The Company recognizes revenue for permanent placements based on the nature of the fee arrangement. Revenue generated when the Company permanently places an individual with a client on a contingent basis is recorded at the time of acceptance of employment, net of an allowance for estimated fee reversals. Revenue generated when the Company permanently places an individual with a client on a retained basis is recorded ratably over the period services are rendered, net of an allowance for estimated fee reversals.

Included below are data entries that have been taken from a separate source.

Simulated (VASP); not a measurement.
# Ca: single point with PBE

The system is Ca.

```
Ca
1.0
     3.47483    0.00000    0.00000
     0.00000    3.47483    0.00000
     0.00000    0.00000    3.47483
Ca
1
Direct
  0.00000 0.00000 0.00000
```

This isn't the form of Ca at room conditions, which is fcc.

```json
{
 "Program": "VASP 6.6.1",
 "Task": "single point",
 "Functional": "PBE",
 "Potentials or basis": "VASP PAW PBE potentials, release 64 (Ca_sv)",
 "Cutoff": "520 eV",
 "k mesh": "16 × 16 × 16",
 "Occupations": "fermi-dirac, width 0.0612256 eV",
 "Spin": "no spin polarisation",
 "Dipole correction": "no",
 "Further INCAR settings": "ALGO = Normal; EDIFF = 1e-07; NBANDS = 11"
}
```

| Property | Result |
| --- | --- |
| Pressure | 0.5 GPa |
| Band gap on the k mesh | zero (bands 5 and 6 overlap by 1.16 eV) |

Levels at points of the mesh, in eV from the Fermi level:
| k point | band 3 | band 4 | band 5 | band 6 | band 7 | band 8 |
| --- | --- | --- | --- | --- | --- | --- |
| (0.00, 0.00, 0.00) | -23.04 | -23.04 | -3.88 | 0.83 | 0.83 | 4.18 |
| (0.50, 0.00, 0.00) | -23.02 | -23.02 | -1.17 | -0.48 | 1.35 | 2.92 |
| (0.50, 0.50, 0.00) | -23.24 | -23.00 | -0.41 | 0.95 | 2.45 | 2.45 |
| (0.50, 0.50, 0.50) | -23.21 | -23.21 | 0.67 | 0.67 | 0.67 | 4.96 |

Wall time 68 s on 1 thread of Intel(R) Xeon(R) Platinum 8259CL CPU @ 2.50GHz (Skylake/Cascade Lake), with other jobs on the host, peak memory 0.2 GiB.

The EITF reached a consensus on Issue No. 06-3, "Disclosure Requirements for Taxes Assessed by a Governmental Authority on Revenue-Producing Transactions." The consensus provides that the presentation of taxes on either a gross or net basis is an accounting policy decision. The Company collects various taxes assessed by governmental authorities and records these amounts on a net basis.
Accounts Receivable
The Company's accounts receivable balances are composed of trade and unbilled receivables. The Company maintains an allowance for doubtful accounts and makes ongoing estimates as to the collectability of the various receivables. If the Company determines that the allowance for doubtful accounts is not adequate to cover estimated losses, an expense to provide for doubtful accounts is recorded in selling, general and administrative expenses. If an account is determined to be uncollectible, it is written off against the allowance for doubtful accounts. Management's assessment and judgment are vital requirements assessing the ultimate realization of these receivables, including the current credit-worthiness, financial stability and effect of market conditions on each customer.
Income Taxes
We account for income taxes using the asset and liability method in accordance with SFAS No. 109, "Accounting for Income Taxes," ("SFAS No. 109"), as amended. This statement establishes financial accounting and reporting standards for the effects of income taxes that result from an enterprise's activities during the current and preceding years. It requires an asset and liability approach for financial accounting and reporting of income taxes.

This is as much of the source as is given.